COMMENT:
The prevailing narrative is that China will be the pre-eminent power of the 21st century, thanks to its vast population and apparently ever-growing economy. But there are at least four good reasons to think this narrative is wrong - what might be termed the four Ds.
The first is demography. The commentariat is all a-twitter after the publication of China's most recent 10-year census. Even if you do not subscribe to the view of "lies, damned lies and Chinese Communist Party statistics" - and there are some oddities, such as the 0 to 14-year-old cohort numbering 14 million more than the total reached by adding up the births for individual years - it gives rise to some big concerns for Beijing.
One is the sparse number of births, far below the replacement rate, which means an ever-smaller number of workers must provide for the care of a fast-growing number of retired people. The size of China's workforce has started its decline: the 15-59 age group is 6.79 per cent smaller compared with 2010. The downturn in the total fertility rate will be difficult, if not impossible, to reverse: past policies mean fewer women of the age to give birth, while fewer women wish to have children.
Gender imbalance is another worrying factor for Beijing. In 2010, 118 men were born for every 100 women (the result of cultural preferences for a son leading to abortions). Ten years later, that figure is down to 111. The result is that China has entered an age in which 30-40 million men, aged 20 to 45, will never find female companionship. Sociologists believe that sexually frustrated males lead to crime, violence, and sometimes war.
Guarding against or suppressing unrest would inhibit the economic growth and modernisation that underpins China as a superpower. Furthermore, if the Communist Party has to divert increasing resources to looking after an ageing population and away from promoting growth, investing in innovation, and military or international expenditure, this does not bode well for Xi Jinping's "rejuvenation of the Chinese people".
The one-child policy was viciously implemented, but its opposite, a requirement to have two children, is not conceivable. Meanwhile, policies to encourage having children have not worked in the free societies of South Korea, Singapore, Japan or Taiwan. Even offsetting the effects of demography is proving hard. The UK managed to raise the pension age, yet the CCP has for years hesitated in the face of popular opposition. That is the trouble with one-party rule: it is brittle and ultimately afraid of the people.

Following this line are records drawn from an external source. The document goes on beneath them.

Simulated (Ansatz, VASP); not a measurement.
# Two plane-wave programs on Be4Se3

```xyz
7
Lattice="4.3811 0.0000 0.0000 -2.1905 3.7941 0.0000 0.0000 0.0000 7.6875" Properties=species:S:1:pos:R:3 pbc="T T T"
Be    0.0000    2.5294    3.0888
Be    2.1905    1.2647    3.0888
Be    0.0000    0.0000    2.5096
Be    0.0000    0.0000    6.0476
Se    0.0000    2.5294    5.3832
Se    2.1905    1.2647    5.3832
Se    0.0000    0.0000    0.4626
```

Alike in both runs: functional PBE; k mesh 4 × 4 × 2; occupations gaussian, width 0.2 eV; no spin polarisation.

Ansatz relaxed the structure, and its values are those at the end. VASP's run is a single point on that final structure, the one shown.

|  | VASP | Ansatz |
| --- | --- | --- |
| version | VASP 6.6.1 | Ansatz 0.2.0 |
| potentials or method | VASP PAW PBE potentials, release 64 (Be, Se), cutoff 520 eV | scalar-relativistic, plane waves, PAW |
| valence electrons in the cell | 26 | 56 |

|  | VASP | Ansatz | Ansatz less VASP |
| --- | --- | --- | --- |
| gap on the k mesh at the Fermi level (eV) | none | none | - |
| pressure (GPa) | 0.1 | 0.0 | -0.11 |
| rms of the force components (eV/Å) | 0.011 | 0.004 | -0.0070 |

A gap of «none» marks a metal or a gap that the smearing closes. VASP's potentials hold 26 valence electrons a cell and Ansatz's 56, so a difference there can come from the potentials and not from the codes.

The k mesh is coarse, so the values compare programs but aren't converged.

The second D is debt. China is fighting this addiction, but the overall burden continues to rise. Capital is not being allocated efficiently. This has been going on for a long time, and a crisis may be avoided for some years, but ultimately the costs have to be borne by people, companies or the state. Either way, it is not conducive to the sustained economic rise necessary to underpin superpower status.
The third D, drought, is less mentioned, but its economic and social effects may be devastating. Twelve northern provinces - with roughly half of China's industry, power generation, agriculture and population - suffer from either acute water scarcity or water scarcity. Shifting water from the south, which has 80 per cent of the reserves, through the South North Water Transfer Project at best provides a short-term palliative. That 28,000 rivers have disappeared over a 20-year span underlines how unsustainable is the current model.
Finally, China's education problems cannot be rectified in time. Only 30 per cent of the nation's workforce has completed secondary education. No country has escaped the fabled "middle-income trap" with a workforce less than 60 per cent educated to full secondary level. Efforts to right this take a long time. Some 70 per cent of children are in the countryside (as urbanites have fewer children) and a large proportion suffer from malnutrition. No amount of later vocational training will provide a hi-tech workforce if it has to rely on those who have not learnt how to learn.
Solving the challenge of the four Ds is surely made more difficult for the CCP by its reliance on top-down command and inspection. Xi has chosen to eschew the help of civil society, an independent judiciary, a free media and any form of political accountability; in sum, no political reform.
Without a solid economic base, the chances are that China will not supplant the US as the world's superpower. It may not even be the largest economy for long. But what we must all hope for is a Goldilocks China. Too hot and the bullying assertiveness of today may get worse; too cold and a Chinese economic crash, or worse political chaos, would spell global misery.